Buyers arrive at this product under three different names, and that alone causes half the confusion. Leuze, ReeR and Banner mostly say measuring light curtain; SICK calls it a measuring automation light grid (the MLG family); Banner also markets a measuring array and a light screen. Same device, three search terms, one decision. Whatever the label on your drawing, the questions below are the ones that decide which unit you actually buy.
One honest line first, because it saves a dangerous mistake: a measuring light curtain measures, it does not guard people. If your job is to stop a machine when a hand reaches in, you need a certified safety curtain, not a measurement grid. We'll come back to that distinction — it is the single most-searched question in this category — but keep it in mind through everything below.
What is a measuring light curtain, and how does it work?

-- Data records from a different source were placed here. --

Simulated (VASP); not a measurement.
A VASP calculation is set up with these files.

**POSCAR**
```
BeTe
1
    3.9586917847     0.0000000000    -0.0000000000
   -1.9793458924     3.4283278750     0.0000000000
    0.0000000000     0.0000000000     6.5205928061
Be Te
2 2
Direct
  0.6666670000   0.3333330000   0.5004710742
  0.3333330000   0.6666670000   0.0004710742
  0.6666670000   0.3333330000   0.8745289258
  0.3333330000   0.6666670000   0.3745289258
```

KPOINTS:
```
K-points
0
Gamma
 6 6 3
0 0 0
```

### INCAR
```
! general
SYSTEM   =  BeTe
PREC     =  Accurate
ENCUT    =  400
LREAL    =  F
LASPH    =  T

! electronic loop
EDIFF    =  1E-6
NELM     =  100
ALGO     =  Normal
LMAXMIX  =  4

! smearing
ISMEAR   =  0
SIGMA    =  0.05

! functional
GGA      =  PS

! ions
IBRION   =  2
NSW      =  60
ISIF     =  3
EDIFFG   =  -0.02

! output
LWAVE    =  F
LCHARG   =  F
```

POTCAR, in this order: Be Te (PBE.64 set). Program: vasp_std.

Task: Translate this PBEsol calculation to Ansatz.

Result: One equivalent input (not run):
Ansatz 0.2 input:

It is a through-beam grid: an emitter bar and a receiver bar with a row of evenly spaced infrared beams. An object between them blocks some beams; the electronics read the blocked-beam pattern and report a value. The beams are scanned in sequence, so at every scan the grid has a one-dimensional picture of what occupies the field. From that picture the controller derives whatever you configured: the first-to-last blocked beam gives height or width; a blocked island surrounded by clear beams is a hole or gap; the moving edge of a web gives running width and center; sampling the profile as a part travels through gives its contour. The finer the beam spacing, the smaller the feature the grid can resolve.
That is the whole principle, and it is identical whether the box says measuring light curtain, measuring light grid or measuring array. The DAIDISIKE DQL measurement light curtain is built on it, with resolution from 1.25 mm and a measurement output set (RS-485 Modbus-RTU, 4–20 mA, 0–10 V) chosen for direct PLC and analog-loop integration.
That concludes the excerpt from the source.